Semeval Twitter data download script
For downloading tweets distributed using IDs to protect privacy. Uses the format of the Semeval Twitter sentiment analysis dataset
easy_install twitter easy_install tqdm
The first time you run this, it should open up a web browser, have you log into twitter, and show a PIN number for you to enter into a prompt generated by the script.
- Login to Twitter with your user name in your default browser.
- Run the script like this to download your credentials:
python download_tweets_api.py --dist=tweeti-a.dist.tsv
- Download tweets like so:
python download_tweets_api.py --dist=tweeti-a.dist.tsv --output=downloaded.tsv
-Note that it takes about 18 hours to download the Semeval sentiment analysis training dataset.
Restarting after a partial download:
In case the script hangs in the middle of the download for whatever reason, use the --partial argument to specify the file containing partially downloaded results.

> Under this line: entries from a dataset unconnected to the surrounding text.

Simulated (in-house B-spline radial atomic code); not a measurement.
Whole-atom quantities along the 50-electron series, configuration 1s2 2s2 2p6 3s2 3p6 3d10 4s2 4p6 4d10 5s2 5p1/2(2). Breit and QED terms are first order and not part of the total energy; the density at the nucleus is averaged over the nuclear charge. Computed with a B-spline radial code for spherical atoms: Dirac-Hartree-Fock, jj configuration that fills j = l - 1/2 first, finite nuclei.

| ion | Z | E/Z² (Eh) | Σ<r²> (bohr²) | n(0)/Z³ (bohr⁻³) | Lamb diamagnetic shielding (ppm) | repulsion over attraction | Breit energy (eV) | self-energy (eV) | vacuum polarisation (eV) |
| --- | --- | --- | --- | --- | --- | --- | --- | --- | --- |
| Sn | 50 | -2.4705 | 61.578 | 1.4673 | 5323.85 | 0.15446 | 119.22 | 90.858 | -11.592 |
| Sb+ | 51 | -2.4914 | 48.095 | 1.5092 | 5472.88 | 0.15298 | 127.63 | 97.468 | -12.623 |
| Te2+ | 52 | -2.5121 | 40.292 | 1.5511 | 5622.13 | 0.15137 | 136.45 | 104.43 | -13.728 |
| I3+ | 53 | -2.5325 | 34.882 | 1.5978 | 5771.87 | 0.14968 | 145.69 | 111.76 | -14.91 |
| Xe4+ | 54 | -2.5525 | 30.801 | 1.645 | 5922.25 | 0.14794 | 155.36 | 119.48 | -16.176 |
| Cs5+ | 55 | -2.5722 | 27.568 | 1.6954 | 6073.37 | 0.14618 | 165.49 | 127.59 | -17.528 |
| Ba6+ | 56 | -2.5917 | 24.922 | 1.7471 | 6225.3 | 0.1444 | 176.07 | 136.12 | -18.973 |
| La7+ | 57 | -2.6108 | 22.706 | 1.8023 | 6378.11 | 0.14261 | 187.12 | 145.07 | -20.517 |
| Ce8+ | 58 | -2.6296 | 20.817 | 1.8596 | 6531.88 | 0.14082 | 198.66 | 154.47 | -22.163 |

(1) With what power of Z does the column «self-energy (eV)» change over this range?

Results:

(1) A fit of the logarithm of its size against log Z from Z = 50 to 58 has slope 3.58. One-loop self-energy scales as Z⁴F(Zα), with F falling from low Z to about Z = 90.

This way you won't have to start from scratch again:
python download_tweets_api.py --dist=tweeti-a.dist.tsv --partial=downloaded.tsv --output=downloaded2.tsv
Task A Mention Test Script
To print out the mentions and annotations from task A you can use the
testIndices.py script like so:
python testIndices.py downloaded.tsv
This just prints out the mentions with sentiment annotations for easier inspection.
- You may need to manually change the link that is printed out for authorization to use https:// instead of http://
- The time on your computer needs to be set accurately. Thanks to Canberk for noting this on the email list.